I find, in my daily life, a constant tug-of-war over my time and mental efforts.
One the one hand - the reality of my stories, the constant imaginings and sculpting of concept that are calling to me night and day.
"Write me. Ignore the dishes. The vacuuming can wait. Politics do not matter. Write me."
On the other hand is real life; the need to work, to cook and clean, to commune with family. To try and keep abreast of politics and the need for citizen action in a free society.
The challenge I personally run into is not really centered around domestic chores or family demands - I am blessed with a family that encourages and supports my writing - a family that will take on extra chores to give me those few moments of extra writing time.
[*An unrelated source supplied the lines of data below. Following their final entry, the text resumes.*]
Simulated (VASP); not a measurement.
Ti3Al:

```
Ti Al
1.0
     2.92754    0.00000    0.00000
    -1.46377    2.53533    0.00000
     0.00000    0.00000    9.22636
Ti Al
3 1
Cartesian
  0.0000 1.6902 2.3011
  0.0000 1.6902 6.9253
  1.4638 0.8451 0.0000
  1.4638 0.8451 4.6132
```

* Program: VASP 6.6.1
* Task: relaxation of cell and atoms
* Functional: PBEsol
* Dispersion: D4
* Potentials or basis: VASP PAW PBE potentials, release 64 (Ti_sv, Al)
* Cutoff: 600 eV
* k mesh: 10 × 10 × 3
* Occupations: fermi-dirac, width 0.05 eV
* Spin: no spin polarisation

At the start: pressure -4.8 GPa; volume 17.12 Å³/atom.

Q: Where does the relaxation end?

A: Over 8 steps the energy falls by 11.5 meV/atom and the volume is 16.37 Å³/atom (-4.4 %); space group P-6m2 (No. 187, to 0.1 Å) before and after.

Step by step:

My particular obstacle is centered more around politics and my feeling that I need to remain informed and active as a citizen. Unlike doing dishes, it is almost impossible to keep thinking about my writing when I am protesting a bad law, or encouraging a good candidate. In this case, Real Life seems to suck away the Reality of my stories, and to leave me feeling vaguely dirty and wholly depleted. Or worse, the cynicism engendered by the modern all-consuming political age enters my stories, coloring my words and warping the story I set out to tell.
The only solution I have worked out is to try and remain aware of this and stop myself from being too consumed by politics. I will stop watching the Daily show, I will stop reading political BLOGS and reports, I will discontinue my email subscriptions until I have it back under control.
I want to be aware. I want to be informed. I want to be a citizen activist, but not at the expense of my reality.